The other side of Yemen

Spectator4 days ago
In the western imagination, Yemen exists as a byword for terrorism and death. Its appearances in international headlines are flattened into a trilogy of suffering: Houthis, hunger, hopelessness. The civil war has dragged on for over a decade, leaving much of the nation in ruins. Life is punishing for the millions who navigate daily existence amid chronic instability. The Houthis – entrenched in the capital, Sana'a – continue to tighten their grip on power in the northwest. Their attacks on Red Sea shipping have drawn international reprisals and fuelled regional tensions. The Foreign, Commonwealth and Development Office still advises British nationals against travelling to the country.
Yemen is not therefore your conventional holiday destination. But Yemen is more than the Houthis. On the edge of the Empty Quarter, in the nation's northeast, lies the Hadhramaut. It is here that I came to glimpse a different Yemen, far from the front lines and well beyond the reach of Houthi control. It has been spared the war's daily tumult, and so – eager for an adventure and travelling as a tourist, despite the warnings – I boarded an ageing Yemenia Airbus to the city of Seiyun, a gateway to the region's hinterland.
The Hadhramaut stretches across desiccated wadis carved deep into the desert floor. Escarpments that trap the harsh Hadhrami heat surround it, and architectural marvels rising in dreamlike defiance punctuate its landscape. The city of Shibam is the most magnificent of these relics of mud and time. It was once the capital of a bygone kingdom and a crucial caravan stop on the incense route across southern Arabia. Today, Shibam – a Unesco world heritage site – is renowned for the jagged mudbrick skyscrapers that dominate its skyline, built on the ruins of its own foundations.

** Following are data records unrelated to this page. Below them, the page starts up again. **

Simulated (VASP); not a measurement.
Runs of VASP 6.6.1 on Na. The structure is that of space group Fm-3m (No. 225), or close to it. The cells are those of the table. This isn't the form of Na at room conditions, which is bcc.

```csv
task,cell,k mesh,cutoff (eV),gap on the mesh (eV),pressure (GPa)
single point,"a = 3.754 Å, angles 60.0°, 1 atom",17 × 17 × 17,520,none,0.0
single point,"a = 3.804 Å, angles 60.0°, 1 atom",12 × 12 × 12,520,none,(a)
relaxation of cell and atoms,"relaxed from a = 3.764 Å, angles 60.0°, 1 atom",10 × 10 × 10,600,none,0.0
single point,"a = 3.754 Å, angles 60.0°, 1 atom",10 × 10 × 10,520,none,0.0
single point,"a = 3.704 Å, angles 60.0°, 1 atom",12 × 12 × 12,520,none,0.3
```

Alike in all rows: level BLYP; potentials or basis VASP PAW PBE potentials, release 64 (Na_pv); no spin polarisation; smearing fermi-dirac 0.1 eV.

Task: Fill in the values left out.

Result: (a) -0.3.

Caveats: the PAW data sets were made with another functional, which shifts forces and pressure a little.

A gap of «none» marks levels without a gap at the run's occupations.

Often cited as the world's first example of vertical urban planning, Shibam is a testament to Yemeni imagination. Freya Stark, who travelled through the region in the 1930s, dubbed it the 'Manhattan of the desert'. Many of the 444 towers, which can reach 11 storeys high, date back to the 16th century. Trapezoidal in form, they are baked from the wadi's mud and capped with pale limestone plaster, their surfaces a patchwork of ochres and whites. Ornate woodwork frames the doors. The city, which sits atop a hillock, is ringed by a fortified wall, once a bulwark against marauding Bedouin raiders.
I spent a blistering summer day wandering its alleyways, shepherded closely by a Kalashnikov-wielding military escort. In the early afternoon, a labyrinthine interior – suspended in time and devoid of life – unfurled within. The air was thick with the scent of sun-baked mud, and the 3,000 Shibamites had sought silent refuge in the shade and shadows. Any signs of modernity blended seamlessly with the ancient geometry of the city's towers. Now and then, a building stood derelict, as the mud crumbled back into the earth, its former occupants long since departed for Saudi Arabia or further abroad. Only the bleats of goats echoed from darkened recesses. Yet the silence of the city did not mean solitude. Behind latticed windows, a hushed audience kept watch over the outsiders.
[Marcus Ray]
But as the sun began to set, Shibam began to stir. Children emerged to play in the alleyways, clustering in giggling groups. Old men lumbered to the square clutching bushels of khat – the psychotropic leaf that softens speech and stretches time – ready to commence their evening chew. Games of dominoes clacked on wooden crates outside cafes in the main square. Shibam's rhythm returned in quiet pulses. The city moved to its own elegiac choreography, momentarily disrupted by the foreign footfall.
The Hadhramaut is home to many other places of storybook grandeur. There is the religious city of Tarim, the village of Haid al-Jazil and the grand Bugshan Palace, whose mesmeric colours contrast with its lunar surroundings. Beyond this region too, there is richness – no less storied than in Sana'a – though much of it remains at risk of destruction and is, for now, out of reach.
[Marcus Ray]
Striking as they were, the Hadhramaut's marvels almost felt too cinematic to capture the dynamism of modern Yemen. Life proceeded instead at full tilt – and in all its colour – in Seiyun, where motorbikes weaved between honey stalls and minarets carried the call to prayer. The scent of cardamom and diesel hung thick in the air while gentle recitation drifted from a nearby madrasa. Children trained on sandy football fields, and mechanics crouched beneath battered cars, cigarette smoke curling above the chassis. A girl roared into a fan, thrilled by the staccato rasp of her voice, then toppled over laughing. A man tuned his old oud beneath a date palm. This sort of ordinary does not make the news. But in a country so often seen through the lens of collapse, normalcy itself can feel revelatory.
The Hadhramaut's daily rhythms and architectural wonders resist the easy narratives imposed from afar. Not everything here conforms to the image of a beleaguered nation. Yemen is more than the headlines that define it. It is a country where history lives alongside hardship and people persist without spectacle.